Cardiff Castle Wedding.
I had been eagerly waiting for this wedding to arrive for a while now due to the amazing location. Cardiff Castle is in the heart of the Cardiff city. The Castle is over 2000 years old. The castle holds themed rooms and has loads of character and different locations for photos.
I had the chance to meet with the event organiser for the wedding and he was more than willing to show me around a couple of days before the wedding. I had a tour of the castle where John (event organiser) took me through the plans for the day. The ceremony was at the bottom of the castle in what looks like a old cellar. I was worried about the light in the room, as i felt it was dark. I took a few shots and the light seemed fine without using a flash but I decided to bring a continuous light source with soft box.
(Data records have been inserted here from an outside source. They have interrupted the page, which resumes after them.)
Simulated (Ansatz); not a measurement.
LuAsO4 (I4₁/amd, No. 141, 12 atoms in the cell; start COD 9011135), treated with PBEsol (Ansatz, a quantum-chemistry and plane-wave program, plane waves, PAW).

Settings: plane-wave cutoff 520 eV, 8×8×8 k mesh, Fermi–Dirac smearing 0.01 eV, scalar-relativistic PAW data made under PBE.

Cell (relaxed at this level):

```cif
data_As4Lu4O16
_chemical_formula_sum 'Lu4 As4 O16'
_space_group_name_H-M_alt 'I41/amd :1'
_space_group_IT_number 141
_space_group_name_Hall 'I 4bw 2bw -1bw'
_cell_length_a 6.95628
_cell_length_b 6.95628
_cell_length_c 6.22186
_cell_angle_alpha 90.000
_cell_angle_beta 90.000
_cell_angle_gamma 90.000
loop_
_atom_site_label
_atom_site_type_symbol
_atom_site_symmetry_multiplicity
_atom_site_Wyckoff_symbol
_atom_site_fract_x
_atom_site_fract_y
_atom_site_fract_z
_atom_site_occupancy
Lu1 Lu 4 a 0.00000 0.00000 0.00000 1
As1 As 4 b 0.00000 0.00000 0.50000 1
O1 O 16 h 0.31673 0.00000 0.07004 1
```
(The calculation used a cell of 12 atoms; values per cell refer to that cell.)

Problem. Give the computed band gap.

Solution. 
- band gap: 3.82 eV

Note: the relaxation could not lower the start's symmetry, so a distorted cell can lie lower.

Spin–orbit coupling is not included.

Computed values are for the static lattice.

The day of the wedding arrived. Met the bride at the Plaza Hotel for the bridal prep. Straight away my problems started. There was no where to hang the dress!!!! My brain switched on and began working overtime; Curtain rail, no curtains had been built into the wall and window so no rail. shower rail, no it was to low the dress gathered on the floor, cupboard no as it was in the hallway and again built in floor to ceiling. I looked in the hall way, nothing! thought about hanging over a chair but again no. Placed it on the bed, but didn't like it. The only option was to hang it over the picture above the bed.
Brides car arrived so I run over to meet up with my 2nd photographer for the day Sarah Savage, and the groom Neil. I arrived to meet Sarah but no groom. Turns out he was not having a great day. His best man was to ill to attend which left the groom to pick up button holes and wedding favours. Bride arrives hides round the back in the car whilst we wait for the groom who arrives runs in and the amazing staff rush into action making he final prep happen within minutes. So we have Groom, we have bride but we don't have the grooms mum, who is now running late due to traffic. The groom heads down to inform his guests whats going on, the bride now waiting to enter and going through the prep with the registra. I take this pause in the ceremony to get set up. Ask the groom to stand where they both will during the ceremony. Check he back of the camera and realise we now have lights in the room which are really orange looking in camera. Adjust the white balance and check again. I then notice the light thats entering the room from the window is now making have the shot blue from where I had just compensated for the room lights. So I could either go for half the shot orange, or half the shot blue. I did have another option, use flash and go against use of flash in the ceremonies. The camera would be set up for flash in the white balance and create a overall match of light. That was it ceremony done.
Due to the problems before the ceremony the wedding was now running late. I am a firm believer that I should impose on the couples time as least as possible on the day as it should be shared with friends and family and not a pushy photographer that want to take picture after picture for themselves. I always talk with the couple and describe what I would like to do and how much time is involved and when,so they have an idea on how much time to spend with friends and family. When you do get time with the couple make it fast, think fast on what your doing with the shot, different angels different light, different poses.
If the day doesn't go to plan, don't get flustered, don't show any stress or concern to the couple as you don't want to spoil the day for them. Adapt to timings and adapt what you can do within the time. Just remember its not about you taking loads of pictures. Its about the couple and your just there to document it as much as possible and to make the wedding look as stunning as you possible can, capturing peoples emotions, details of the wedding and who's attended. In 30 years time the couple can look back at all that and re live the day. You wouldn't like them to look back at just posed pictures of themselves, with no interaction with family and friends.